National Broadband Network should avoid creating new monopoly

Two regular contributors to Australia’s industry regulation debates have penned a paper slamming the proposed “Telstra-NBN” deal.

Under the deal, which is under consideration by the ACCC, Telstra is to withdraw from fixed line services as the National Broadband Network fibre is rolled out. In addition, both Telstra and Optus have agreed to withdraw from the cable broadband market, and neither will promote their mobile broadband networks as a substitute for fixed fibre services.

Toronto University’s Professor Joshua Gans (founder of economic consultancy Core Research) and MIT Professor Jerry Hausman have criticized the deal on the basis that it’s “massively” anti-competitive.

Instead of ending services on the HFC network, they propose that Telstra sell the network (suggesting Foxtel as a possible buyer) and permitting HFC-based broadband to continue. They also believe Telstra should be permitted to offer wireless services explicitly in competition to the NBN.

The pair also criticizes the government’s desire for the NBN to have uniform pricing covering both urban and regional areas, saying that it is “not the role of competition policy to facilitate cross subsidies” and asserting that cross subsidies are “inefficient” (The Register presumes that these comments are restricted to government-mandated cross subsidies, since businesses routinely apply internal cross subsidies).

Gans and Hausman, while not household names, have a long history of involvement in regulatory arguments in Australia – on occasion, such as in debates about mobile termination regulation, they have argued on opposite sides of a proposal. Their inputs have covered not only the telecommunications industry, but the airline sector, petrol pricing, and retail energy deregulation.

Criticizing the competition impacts of the shut-down, the two gentlemen write: “Two potential competitors in broadband services are agreeing for one of them to exit the wholesale broadband market … experience elsewhere demonstrates that cable providers are significant competitors against fibre providers of broadband.”

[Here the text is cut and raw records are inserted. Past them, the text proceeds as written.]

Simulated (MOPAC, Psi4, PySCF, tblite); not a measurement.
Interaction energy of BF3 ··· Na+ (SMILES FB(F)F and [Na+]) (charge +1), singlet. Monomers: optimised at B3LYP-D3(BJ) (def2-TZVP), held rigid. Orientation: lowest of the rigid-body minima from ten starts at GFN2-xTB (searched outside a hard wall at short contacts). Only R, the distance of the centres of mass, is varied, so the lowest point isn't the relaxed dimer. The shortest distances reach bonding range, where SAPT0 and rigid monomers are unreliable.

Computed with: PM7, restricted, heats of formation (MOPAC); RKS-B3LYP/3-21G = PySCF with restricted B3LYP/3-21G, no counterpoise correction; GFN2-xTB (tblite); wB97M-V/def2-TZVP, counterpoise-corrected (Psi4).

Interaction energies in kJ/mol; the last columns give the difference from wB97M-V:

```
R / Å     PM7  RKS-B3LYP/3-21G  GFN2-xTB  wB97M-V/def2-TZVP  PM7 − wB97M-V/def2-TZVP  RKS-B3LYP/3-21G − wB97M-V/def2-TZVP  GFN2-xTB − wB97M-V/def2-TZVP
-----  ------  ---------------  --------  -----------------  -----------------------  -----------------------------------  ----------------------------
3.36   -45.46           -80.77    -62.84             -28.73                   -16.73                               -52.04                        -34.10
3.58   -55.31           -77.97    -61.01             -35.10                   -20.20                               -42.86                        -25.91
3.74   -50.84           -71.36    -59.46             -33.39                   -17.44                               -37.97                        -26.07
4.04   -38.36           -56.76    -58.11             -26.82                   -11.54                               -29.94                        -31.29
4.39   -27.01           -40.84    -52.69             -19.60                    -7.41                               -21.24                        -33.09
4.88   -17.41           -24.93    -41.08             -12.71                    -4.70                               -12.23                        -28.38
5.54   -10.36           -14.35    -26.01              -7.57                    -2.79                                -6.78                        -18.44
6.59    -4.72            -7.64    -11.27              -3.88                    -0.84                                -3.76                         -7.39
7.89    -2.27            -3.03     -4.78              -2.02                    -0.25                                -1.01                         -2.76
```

Comment: Whether the loss of the HFC cable network is likely to have any impact on wholesale competition is less clear, however, since those networks aren’t offered on a wholesale basis. At the end of August, Internode founder Simon Hackett went public with his complaint that he had repeatedly requested access to Telstra’s HFC network but that this has always been refused.

The only way that the HFC networks could facilitate retail competition is if access to those networks were mandated by the ACCC. Interestingly, Hausman is on the record as arguing against open access regulation, saying that it gives potential competitors a “free ride” on infrastructure owners’ networks, and in this 2006 presentation, he argued for the “end of regulation”.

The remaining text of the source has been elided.